Writing this post brings back many sweet memories of Provence. We spent our days driving on country roads that took us through a maze of lavender, sunflower fields and endless rows of vineyards. It was mid-July and the sun was beaming brightly but the weather was still cool and made it pleasant for us to roam and wander. The evenings are a bit brisk but the sunsets behind the valleys and mountains are incredibly romantic.
The lavender fields stay in the same location each year but the sunflowers change. But there is plenty of them so don’t worry! The best time for visit to see both lavender and sunflower fields would be in July. This year, the lavender harvest was early due to the weather. Lavender are velvety blue when they first bloom around mid to late June and turn a lighter lavender, grey-ish shade as they age. If you’re aiming to see the gorgeous blue shade, visit in late June/early July. I came on July 14 this year and a lot of the fields have already started to lighten and a few already harvested leaving on the green rows to be seen. Most people visit the plateaus of Valensole to see the lavender fields making it very busy when tons of tourists but there are many fields spread out all around the region. The best thing to do is drive all around even in the southern region. We drove from Rians to Quinson towards the Gorge and found many empty blue fields in this region. You’ll also get an amazing view of the beginning of the Gorge du Verdon on the left side before you enter Quinson.

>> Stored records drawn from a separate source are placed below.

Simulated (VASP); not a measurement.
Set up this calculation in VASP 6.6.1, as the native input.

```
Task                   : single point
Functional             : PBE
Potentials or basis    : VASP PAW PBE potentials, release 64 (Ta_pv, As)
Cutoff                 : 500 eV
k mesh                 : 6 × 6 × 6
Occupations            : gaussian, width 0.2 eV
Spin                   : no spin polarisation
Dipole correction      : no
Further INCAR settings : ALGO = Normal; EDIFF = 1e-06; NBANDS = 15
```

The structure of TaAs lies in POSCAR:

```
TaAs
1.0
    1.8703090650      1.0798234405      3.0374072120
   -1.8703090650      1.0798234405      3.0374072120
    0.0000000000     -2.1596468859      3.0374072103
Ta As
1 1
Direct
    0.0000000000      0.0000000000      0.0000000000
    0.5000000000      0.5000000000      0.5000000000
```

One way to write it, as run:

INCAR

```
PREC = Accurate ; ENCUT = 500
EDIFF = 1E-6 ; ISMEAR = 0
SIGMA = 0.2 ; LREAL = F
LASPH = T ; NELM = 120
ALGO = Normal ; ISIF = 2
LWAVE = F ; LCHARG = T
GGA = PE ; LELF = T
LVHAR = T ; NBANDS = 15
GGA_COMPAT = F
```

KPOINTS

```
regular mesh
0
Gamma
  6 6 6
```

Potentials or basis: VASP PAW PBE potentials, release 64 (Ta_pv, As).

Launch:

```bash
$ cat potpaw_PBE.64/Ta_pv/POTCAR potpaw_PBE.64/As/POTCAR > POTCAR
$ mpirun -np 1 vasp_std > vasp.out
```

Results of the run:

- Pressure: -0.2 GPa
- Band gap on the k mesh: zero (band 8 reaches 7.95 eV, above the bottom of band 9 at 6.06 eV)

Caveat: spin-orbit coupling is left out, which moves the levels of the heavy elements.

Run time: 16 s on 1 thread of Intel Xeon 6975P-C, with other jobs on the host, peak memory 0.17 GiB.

Sunflowers can be seen in the later part of summer around mid July to August and can grow very tall, making a fun photoshoot if that’s what you’re aiming for. I found plenty of golden fields when we were in Tuscany(check it out here if you haven’t already) so lavender was our main objective here in Provence. A view sunflower field here and there does make me smile though. Some fields are so close to the lavender as well, which makes for an even more perfect photo!
We stayed in Rians which is a small town about an hour drive from Marseilles. Our hosts were the sweetest couple who mapped out our entire adventure. Detailing every route we needed to take to see the blue lavender fields and which road most picturesque. We stopped in several towns along the way from St. Julien to Moustiers-Saints Marie and the magnificent Gorge du Verdon! The countryside makes for a lovely drive and several picture perfect picnic opportunities. We spent the French Independence Day with them, a night we won’t forget…filled with fireworks, wine, travel stories and a homemade French supper that happily filled our stomachs as well as our hearts. I’d highly recommend them to anyone visiting the region, they’re simply the sweetest couple (whom we both admire). Their home is called Villa Sainte-Victoire in Rians overlooking the famous Provençal mountains.
We also visited L’Occitane en Provence while we were here as their base is in Manosque. The tour is definitely worth it and it’s free! Much of the lavender grown in this region actually goes to L’Occitane to produce many of their products. The rest is for artisans to make soaps, perfumes, oils, and even ice cream! We tried some lavender sorbet and it definitely has a punch. I bought home a jar of honey made from the busy bees that buzz all day in the fields working hard to make such amazing honey for me. There’s so many beautiful places in this region and it saddens me that I was only able to stay for such a short time. We drove to Aix-en-Provence on our last day to take the train to Paris. But I’ll have to definitely return to explore more of the beautiful region of Provence and all of its charming towns.